The news: The Cook County Board of Commissioners approved $3.5 million for a program that forces mortgage lenders to mediate foreclosure with homeowners. The Mortgage Foreclosure Mediation Program, launched in April, is voluntary for homeowners and provides volunteer lawyers and housing counselors to build their legal case.
Behind the news: Less than 10 percent of eligible Cook County home-owners are participating in the program, according to a new analysis of court data obtained by The Chicago Reporter.
Cook County homeowners qualify if they have received a foreclosure notice and live in a home with four residential units or less. People living in large condominium buildings do not qualify.
There is at least one possible reason for the county’s low participation. For one, the program is voluntary, said Rachel Gallegos, law clerk to the judge who helped create a similar program in Philadelphia that is mandatory for all people in residential foreclosure.

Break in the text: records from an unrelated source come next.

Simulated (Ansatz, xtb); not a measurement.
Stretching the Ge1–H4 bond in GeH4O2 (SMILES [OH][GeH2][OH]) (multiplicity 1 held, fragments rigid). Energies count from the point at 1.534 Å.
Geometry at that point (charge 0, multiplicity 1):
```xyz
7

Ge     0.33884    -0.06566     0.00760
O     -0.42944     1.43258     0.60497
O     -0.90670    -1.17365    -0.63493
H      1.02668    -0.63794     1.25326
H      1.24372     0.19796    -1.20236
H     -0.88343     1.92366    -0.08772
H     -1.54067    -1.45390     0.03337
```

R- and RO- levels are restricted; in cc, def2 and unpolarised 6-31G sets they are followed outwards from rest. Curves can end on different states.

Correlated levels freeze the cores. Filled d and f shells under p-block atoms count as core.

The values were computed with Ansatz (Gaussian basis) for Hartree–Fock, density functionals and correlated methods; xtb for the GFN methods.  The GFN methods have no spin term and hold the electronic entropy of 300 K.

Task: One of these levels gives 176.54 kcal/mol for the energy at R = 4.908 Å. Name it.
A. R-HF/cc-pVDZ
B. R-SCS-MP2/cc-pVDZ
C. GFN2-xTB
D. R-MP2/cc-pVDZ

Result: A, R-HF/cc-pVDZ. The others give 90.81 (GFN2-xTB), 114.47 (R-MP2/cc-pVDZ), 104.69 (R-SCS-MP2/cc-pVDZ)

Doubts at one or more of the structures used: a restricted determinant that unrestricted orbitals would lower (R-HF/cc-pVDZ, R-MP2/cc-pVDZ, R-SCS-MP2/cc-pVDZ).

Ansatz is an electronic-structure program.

Philadelphia’s program started in June 2008. There, about 75 percent of home-owners participate after going into foreclosure. The remaining 25 percent are either not eligible for the program or do not cooperate with the court to complete the program, said Common Pleas Judge Annette Rizzo. But Philadelphia’s program witnesses about 12,000 foreclosure filings a year. Conversely, the Circuit Court of Cook County combats more than four times as many foreclosure filings. About 53,000 foreclosures are expected this year, according to Carina Segalini, who coordinates the program in Chicago.
The circuit court’s intense caseload necessitates a voluntary program, Segalini said. There are not enough resources to handle tens of thousands of cases, she added. Currently, the Circuit Court has 20 housing counselors to guide residents through the foreclosure process and six volunteer lawyers to build up a qualifying homeowners’ legal defense.